Last Man
In the unit,
there had been good days and there had been days that were not good. I never
saw the bad days, he was so sweet and gentle when I visited, in a way I hadn’t
remembered him for a long time, and it took me back to when I was a boy and he
played with me. So special because they hadn’t happened often. He’d taken to
one of the nurses in particular, of course. I believe he thought he was the
ward doctor and he was there to administer to the folk around him. The poor
confused old folk, he whispered. Some of them don’t even know where they are.
The unit door was secured of course, and often as you buzzed to get in, someone
would be waiting, hopeful on the other side, enough clarity to try to seize the
moment to make a last bid for freedom but never with quite enough conviction or
pace to get past you. That would really tug at the heart. He never asked me to
take him home. Thank god.
-
Heart
racing, stumbling and scuffing over the rough stony path. The path was good here
but the light was starting to go. Sun slipping away. Regardless, I stopped from
time to time to note down thoughts for reference later. Reading them back later,
they made no sense. Half sense. Haikus and nonsense. But my mind was whizzing,
my feet were racing and I had no clue why. Racing, chasing. What exactly I was
chasing was unclear at this point. A thought process? The daylight, the sunset?

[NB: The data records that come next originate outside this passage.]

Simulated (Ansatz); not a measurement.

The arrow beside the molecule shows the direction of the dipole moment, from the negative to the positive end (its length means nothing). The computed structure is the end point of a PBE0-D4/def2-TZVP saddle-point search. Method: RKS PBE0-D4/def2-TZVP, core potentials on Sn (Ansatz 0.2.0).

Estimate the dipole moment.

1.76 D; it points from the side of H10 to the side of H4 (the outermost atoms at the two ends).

A daydream – more likely. That white strip of sand in my sights, still. Surely
only a couple more miles. I had been thrashing my way towards it for over an
hour, though it hadn’t got me any closer. Mind playing tricks, my notes say
’mirage’. A mirror.
It was a
couple of months now since my Father had passed away. The troubles and
upheavals that his final few years had stirred were all still swirling around
the family. Some things had got better since, some things had got worse. There
was upset, still, and that upset tinged the sense of relief that we had all
felt, secretly or publicly. Just how long he had been slowly slipping away was
only now dawning. Years. Perhaps ten years. Maybe more. When I stopped in my
day to think about him properly, I felt a jolt of guilt for not noticing. But
the process had been so gradual. He faded, got quieter, and smaller. Eventually
he would barely surface at all, it was a silent mist that he hid in.
-
When he did
finally slip away, there were a sudden rush of practical details to be busy
with, a moment to take charge, feel some control return, and draw lines, sign
papers, close accounts. Then beyond, after – nothing. A drift, a gap where the
person once was. It was at some point in this drift I took myself off to a remote
corner of Wester Ross, with no real timetable, just me, a tent, a camera, the
standard escape plan. I had walked to this bothy before, I had slept there a
couple of times, alone, spooked the first time by a scribbled note to ‘beware a man calling himself Jim’,
visiting bothies to steal and get up to wickedness. I remember I had wedged the
attic door with my tripod and slept fitfully that night, an axe beside my
sleeping bag. Morning came with no badness in the night and I had felt foolish.
Sure enough though, there was a presence in the bothy, I didn’t feel it for
sure until I made pictures in the morning, but there was something there
alright. The pictures became an Elegy For a Deserted Croft.
So, now, two
or three years later, was this somehow a timeslip of the same presence that I
found myself chasing? Walking on from the bothy at Erradale to the tantalising
white beach that was just at the edge of my vision, I was chasing. Chasing
what? Time? Not a soul to see or speak to the whole walk out but I was
following something sure enough. Then – a small movement up ahead - did I see a
head bob on the path? I tried to speed up, clumping in big boots with the
ridiculous oversized rucksack. Cameras, bedrolls, film, waterbottles – I was
weighed down and tiring. When the path faded and I lost it I would pick up a
sheep track through the heather or just head for the edge of the coastline and
pick out a new line. No need for a map, follow your nose. It was familiar
though I knew I’d never walked this way. Half-track, part remembered…
-
Dementia,
Alzheimer’s – speak the words. There’s no shame, it will come to so many of us.
One in six, at the minute. And counting. It will very likely touch you, your
family, reader. Seep quietly into your life with no big alarm bells or fanfare.
Like me, you may not realise for years – just that the person you love is a bit
quieter, not joining in. It’s maybe just an off day – for sure enough they’re a
little bit more themselves the next day. It took years to realise what had been
stolen. There’s a pang of pain, of realisation and some anger mixed with the
guilt. The person is still there, but shrunk down inside. When did that happen?
Why did no-one notice? Why did I not notice…
What I was
chasing on that path was the past. I didn’t know it but that beach was a beach
we had visited and loved on one of our many family holidays to the North West
Highlands in the 1970’s. Redpoint. We had just called the beaches Redpoint One
and Redpoint Two. Visiting from further north, by road, we parked up and walked
south. Now, some thirty years later, I had started south and was walking north
– without recognising and without realising, I was walking back to the past, to
my childhood. Exhausted, I slumped onto the grass at the edge of the beach. The
early autumn sun shifted and filtered through the low cloud then spilled golden
and warm onto the pebbled beach. My heart felt so much peace. A wave of
acceptance. I was here.
He was here too, with me, in this place.